Education Minister Simon Birmingham will use the results, along with next week’s Programme for International Student Assessment, as a key part of his mid-December discussion with state counterparts about a new school funding agreement. Simon Birmingham is on the line. Minister good morning. 

Simon Birmingham: Good morning, Chris. 

Chris Smith: This is a shocking indictment on the way we have run education in this country for two decades, isn’t it?

Simon Birmingham: These are terrible results. As many education researchers overnight have acknowledged, it must be a wakeup call. That we need to change the topic of discussion in Australian education, from not just one of how much money is spent – as the Labor Party and The Greens and others want us to endlessly discuss – to actually one of how it is spent most effectively; how we can ensure that Australian school children are learning the basics of literacy and numeracy, are developing their maths and science skills, and that we stop this trend, which sees us falling further and further behind other nations. 

Chris Smith: Well if I put this out on the open line now and I said to people, what should we do? What is the fundamental thing we should do? You know what they wouldn’t say? Spend more money on education, because we’ve spent more money on education and it hasn’t worked. What we need is more maths and science and less topics like climate change and gender and Safe School learning. This is the problem, people think; hang on a minute, if you want us to succeed in these areas, you’ve got to concentrate our attention and the student’s attention in these areas. 

Simon Birmingham: We’ve absolutely got to make sure there is enough classroom time to get the basics right. And we’ve got to ensure then that there is accountability and ambition built into that. So, the Turnbull Government went to the election proposing that we should have earlier assessments to make sure we pick up on problems in reception in year 1 students at the very earliest years, so that they can be intervened and assisted. There should be better consistent reporting on literacy and numeracy standards right through schooling to parents that gives them a consistent benchmark of performance. That we should expect – as I’m pleased New South Wales is moving towards – minimum literacy and numeracy standards for school leavers, which puts pressure right down the chain then of the school system, to make sure that those standards are met in those final years. 

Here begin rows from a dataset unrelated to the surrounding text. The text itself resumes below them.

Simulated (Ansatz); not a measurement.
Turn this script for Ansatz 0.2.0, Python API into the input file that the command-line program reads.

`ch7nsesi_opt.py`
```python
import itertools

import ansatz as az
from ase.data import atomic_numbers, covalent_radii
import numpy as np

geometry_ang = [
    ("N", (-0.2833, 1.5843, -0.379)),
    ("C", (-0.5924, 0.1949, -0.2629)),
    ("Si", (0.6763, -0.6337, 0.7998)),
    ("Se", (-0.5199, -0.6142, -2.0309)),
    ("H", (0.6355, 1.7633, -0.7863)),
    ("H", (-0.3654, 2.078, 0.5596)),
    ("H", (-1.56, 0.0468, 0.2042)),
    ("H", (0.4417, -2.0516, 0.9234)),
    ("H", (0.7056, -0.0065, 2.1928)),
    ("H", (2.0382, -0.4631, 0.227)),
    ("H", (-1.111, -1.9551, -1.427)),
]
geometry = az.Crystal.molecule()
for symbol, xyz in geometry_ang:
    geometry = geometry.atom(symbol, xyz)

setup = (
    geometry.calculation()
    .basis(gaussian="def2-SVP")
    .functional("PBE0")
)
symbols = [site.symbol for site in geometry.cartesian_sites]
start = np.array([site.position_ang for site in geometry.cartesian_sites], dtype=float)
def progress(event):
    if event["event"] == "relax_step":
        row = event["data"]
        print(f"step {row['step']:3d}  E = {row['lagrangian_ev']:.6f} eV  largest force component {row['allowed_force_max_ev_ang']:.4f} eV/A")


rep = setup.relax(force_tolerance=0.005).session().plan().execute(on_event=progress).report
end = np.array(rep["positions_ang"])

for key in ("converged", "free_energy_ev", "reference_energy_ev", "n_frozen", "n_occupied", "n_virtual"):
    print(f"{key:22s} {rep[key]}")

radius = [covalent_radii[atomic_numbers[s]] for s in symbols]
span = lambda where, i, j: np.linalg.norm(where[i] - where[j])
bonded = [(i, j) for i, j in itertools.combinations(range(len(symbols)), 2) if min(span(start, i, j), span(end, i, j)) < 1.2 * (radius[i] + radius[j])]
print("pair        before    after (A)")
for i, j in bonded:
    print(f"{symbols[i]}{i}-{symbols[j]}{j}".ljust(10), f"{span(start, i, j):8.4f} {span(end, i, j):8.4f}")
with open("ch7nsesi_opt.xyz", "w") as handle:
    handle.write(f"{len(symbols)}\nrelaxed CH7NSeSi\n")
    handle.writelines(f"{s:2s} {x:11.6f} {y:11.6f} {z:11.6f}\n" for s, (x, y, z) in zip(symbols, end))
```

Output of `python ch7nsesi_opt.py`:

Chris Smith: Okay, so just in terms of improving education standards and testing children; there’s an old saying, you don’t fatten a pig by weighing it. 
 
Simon Birmingham: And of course, Chris. Testing is not the answer, but making sure we can get that early intervention is essential. Ensuring that parents actually know for their child, where they are in relation to their individual performance is essential and making sure we have minimum standards; that somebody going out with a high school certificate, and waving that around; that employers, universities, TAFEs, know that actually means something, know that it equates to a minimum standard of literacy and numeracy attainment. 

Chris Smith: Yeah, of their space, so what kind of response do you think you’ll get when you sit down with state and territory counterparts in December and you start saying, something has to change. Like I noticed that Geoff Masters, the Australian Council for Educational Research Chief Executive, is saying: we cannot afford another 20 years of stagnation. The answer is not to do more of the same. I hope you don’t have your state counterparts tell you as the Federal Minister – ‘oh we’re doing very well at this stage. We should keep things as they are’. 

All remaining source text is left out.